Study relates tax rate and work, but debate goes on

The White House believes income taxes are so high they discourage people from working. Is this a seat-of-the-pants theory, or is there statistical evidence to back up the claim?

Consider the conundrum. If you work harder, you'll get paid more. But if you get paid more, you'll float up into a higher tax bracket -- and the government will snatch a larger percentage of your income. When the dust settles on April 16, you'll probably be some dollars ahead. But is the extra effort worth it?

"No!" say supply-side economists. That's why they stress the importance of reducing marginal tax rates (the percentage taken out of additional dollars of income.) If workers can keep more of their raises and overtime, claim supply-siders, they'll have more incentive to work harder --American economy, creating more growth and greater tax revenues.

The Kemp-Roth personal income tax cuts, if passed, would slide everyone down into lower tax brackets. Additional income would be taxed at rates a few notches lower, so the government's share of the extra pay would be a smaller percentage. Thus the Reagan administration's claim that K-R is necessary to lighten the load on American workers, who will then work harder at longer hours, sure in their hearts that the reward will accrue to them, not the Internal Revenue Service.

Conventional wisdom, if there is such a thing in the brawling world of economists, has long held that labor supply is relatively inelastic in regards to tax rates. In less technical terms, that means workers as a whole don't really consider taxes when they decide how long to work. Male breadwinners have usually been thought particularly insensitive to tax rates, though working wives have been shown in the past as slightly reluctant to add on hours if it would scoot their joint income into a higher bracket.

But a study just published (though completed in 1979) by the Brookings Institution finds a stronger correlation. Dr. Jerry Hausman, the study's author , concludes that "the current tax system does significantly reduce labor supply." Dr. Hausman claims husbands as a whole work about 8 percent less than they would in the absence of taxes. The quintile of husbands that make the most money -- a slice of society supply-siders say is highly important to capital formation and investment -- reduce their labor hours 12.8 percent. Wives and female household heads are even more intimidated by looming tax rates.

"My study absolutely supports the claim that there would be an effect [on work effort] from a reduction in marginal rates."

To measure the impact of this foot-dragging on economic efficiency, Dr. Hausman uses a complicated yardstick called "deadweight loss." In effect, "deadweight losses" are the few extra dollars people won't pocket because taxes are discouraging them from working harder. Dr. Hausman concludes that a tax system that bit off the same percentage of everybody's income would be significantly more efficient than our current system, which takes progressively bigger bites as income goes up.

"The responsiveness for prime-age married men was surprising," says a government economist who has studied the Hausman report. "It should persuade people there is some impact."

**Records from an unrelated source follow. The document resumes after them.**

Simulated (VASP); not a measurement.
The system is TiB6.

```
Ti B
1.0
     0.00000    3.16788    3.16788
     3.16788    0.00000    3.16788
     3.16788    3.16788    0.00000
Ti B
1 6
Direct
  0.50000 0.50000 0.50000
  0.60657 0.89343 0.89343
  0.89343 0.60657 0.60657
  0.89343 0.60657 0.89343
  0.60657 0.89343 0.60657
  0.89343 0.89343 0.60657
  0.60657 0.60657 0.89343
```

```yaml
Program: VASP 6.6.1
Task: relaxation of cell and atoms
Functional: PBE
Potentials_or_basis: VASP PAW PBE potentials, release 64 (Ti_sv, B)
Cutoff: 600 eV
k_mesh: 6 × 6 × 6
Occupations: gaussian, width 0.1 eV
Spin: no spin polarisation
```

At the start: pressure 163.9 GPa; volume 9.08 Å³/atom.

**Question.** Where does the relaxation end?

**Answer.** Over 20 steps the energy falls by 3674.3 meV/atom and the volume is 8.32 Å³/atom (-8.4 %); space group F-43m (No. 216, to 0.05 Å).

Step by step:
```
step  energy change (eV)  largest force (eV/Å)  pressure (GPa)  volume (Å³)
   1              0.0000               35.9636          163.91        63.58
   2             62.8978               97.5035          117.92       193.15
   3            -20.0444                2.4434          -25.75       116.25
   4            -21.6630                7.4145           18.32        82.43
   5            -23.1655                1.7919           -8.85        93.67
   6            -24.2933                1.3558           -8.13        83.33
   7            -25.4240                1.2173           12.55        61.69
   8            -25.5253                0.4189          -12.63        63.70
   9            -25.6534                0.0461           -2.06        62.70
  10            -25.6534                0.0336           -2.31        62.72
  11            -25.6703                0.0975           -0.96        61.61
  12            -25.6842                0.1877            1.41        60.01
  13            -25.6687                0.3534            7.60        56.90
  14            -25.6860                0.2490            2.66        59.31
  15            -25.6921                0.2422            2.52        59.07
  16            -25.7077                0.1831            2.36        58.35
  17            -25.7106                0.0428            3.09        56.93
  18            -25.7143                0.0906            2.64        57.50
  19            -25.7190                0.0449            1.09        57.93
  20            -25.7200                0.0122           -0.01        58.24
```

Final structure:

But economists caution that the study is not entirely a statistical boost for the proposed Kemp-Roth cuts. When all the numbers have been jumbled together into a computer and cranked out the other side, the extra work and economic activity resulting from the lighter tax burden wouldn't be enough to make up the tax revenue lost.

Others point out that how long you work is a pretty narrow way of measuring labor effort.

"There are other dimensions of labor supply. How hard you work, how well you've been trained -- those kinds of things we know much less about," says Dr. Michael Boskin of Stanford University.

A commentary by Federal Reserve Bank of Atlanta economist Robert Keleher says these variables, "such as motivation, entrepreneurship, work intensity, the quality of work, and ambition," are difficult to measure but may be responsive to tax rates.

Dr. Hausman himself says much is still to be learned about the long-range effects of taxation on the labor supply. Do tax burdens shunt people into career paths such as academia, where pay is comparatively low but there are many nontaxable benefits?

The historical evidence cited by supply-siders stretches back to the Gladstone era in England, when reducing various tax rates resulted in a surge of economic growth. The move most often waved about is the so-called "Kennedy" tax cut of 1964, when the top marginal rate was cut from 91 to 70 percent.The resulting GNP figures are still being hotly debated.

Economist and psychologist George Katona of the University of Michigan claims in the latest issue of "Public Opinion" magazine that the Kennedy cut paid for itself, primarily by building "optimism and confidence" among businessmen and the public.

John Galbraith, a liberal economist associated with Kennedy, contends that the Kennedy cut and Kemp-Roth aren't comparable because the economic background was different in 1964 -- prices were much more stable, for instance, and there was much unused industrial capacity.

Many economists seem to agree that a supply-side tax cut would result in some increase in the supply of labor and investment. Revenues would probably not fall in proportion to tax rates. But there any sort of consensus unravels. Depending on your point of view, the increased revenue will be either a spoonful in a bucket or a flood that will more than compensate for the mone y lost through the percentage cuts.